Tek-Tips is the largest IT community on the Internet today!

Members share and learn making Tek-Tips Forums the best source of peer-reviewed technical information on the Internet!

  • Congratulations strongm on being selected by the Tek-Tips community for having the most helpful posts in the forums last week. Way to Go!
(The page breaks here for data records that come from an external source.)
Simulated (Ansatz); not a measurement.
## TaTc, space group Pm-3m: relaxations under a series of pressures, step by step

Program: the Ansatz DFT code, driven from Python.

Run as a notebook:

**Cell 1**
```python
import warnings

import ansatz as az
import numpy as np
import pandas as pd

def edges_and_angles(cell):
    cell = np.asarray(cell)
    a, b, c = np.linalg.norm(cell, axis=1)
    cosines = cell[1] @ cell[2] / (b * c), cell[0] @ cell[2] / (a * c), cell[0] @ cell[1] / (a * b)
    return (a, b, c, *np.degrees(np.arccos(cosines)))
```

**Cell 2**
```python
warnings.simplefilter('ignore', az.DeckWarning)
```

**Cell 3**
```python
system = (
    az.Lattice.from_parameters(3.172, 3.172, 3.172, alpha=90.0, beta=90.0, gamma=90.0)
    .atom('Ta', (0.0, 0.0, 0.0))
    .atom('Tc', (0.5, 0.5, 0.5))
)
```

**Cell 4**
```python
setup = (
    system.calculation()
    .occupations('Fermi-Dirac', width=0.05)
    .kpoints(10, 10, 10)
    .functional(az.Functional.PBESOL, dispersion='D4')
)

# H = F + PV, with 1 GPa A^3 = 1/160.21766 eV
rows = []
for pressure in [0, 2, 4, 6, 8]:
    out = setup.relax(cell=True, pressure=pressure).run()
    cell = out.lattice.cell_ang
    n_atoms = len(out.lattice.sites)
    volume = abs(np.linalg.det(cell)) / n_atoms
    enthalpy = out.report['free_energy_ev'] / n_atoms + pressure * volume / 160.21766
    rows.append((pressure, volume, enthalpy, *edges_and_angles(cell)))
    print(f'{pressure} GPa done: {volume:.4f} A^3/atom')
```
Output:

Counting non-exclusives in a query

Status
Not open for further replies.

tyemm

Technical User
Feb 28, 2005
66
US
I will try to describe briefly this challenge:
A doctor (MD) can be hired at one or more of four facilities, A,B,C & D, during any month between 2006 and the present. Thus the table MD contains the doctor ID field (MD) and four Date fields. When the doctor is hired by a facility, he must go to Employee Health one time. If he gets hired by as many as four facilities, he still only has to go to Employee Health the first time.
Employee Health wants to know how many visits they had in each month over this period, and of course never count the same doctor twice.
I have queried for the "exclusives" for a facility in a month (hire date B in range, and nulls in A, C & D), and queried the non-exclusives (hire date B in month range, but some (any) other date for that MD in either A, C or D.
Perhaps this is more of a mathematical puzzle, but I would sure like to solve it cleanly, such that my weighted totals for each facility for each month add up to the total number of new hires (a known quantity!).
Thank you!
Tom
 
so create a query that normalizes your data:

Code:
SELECT MD, A_Date As StartDate, "A Info" As Location FROM TableName WHERE A_Date is not null
UNION
SELECT MD, B_Date, "B Info" FROM TableName WHERE B_Date is not null
SELECT MD, C_Date, "C Info" FROM TableName WHERE C_Date is not null
UNION
SELECT MD, D_Date, "D Info" FROM TableName WHERE D_Date is not null

This will give you:
[tt]
MD StartDate Location
1 1/1/2006 A
1 2/15/2006 C
1 3/18/2006 D
2 5/15/2006 A
3 2/16/2008 C
[/tt]

now that this data is normalized it will be much easier to get the information you are after; you'll be using the normalized query as the source for your report now.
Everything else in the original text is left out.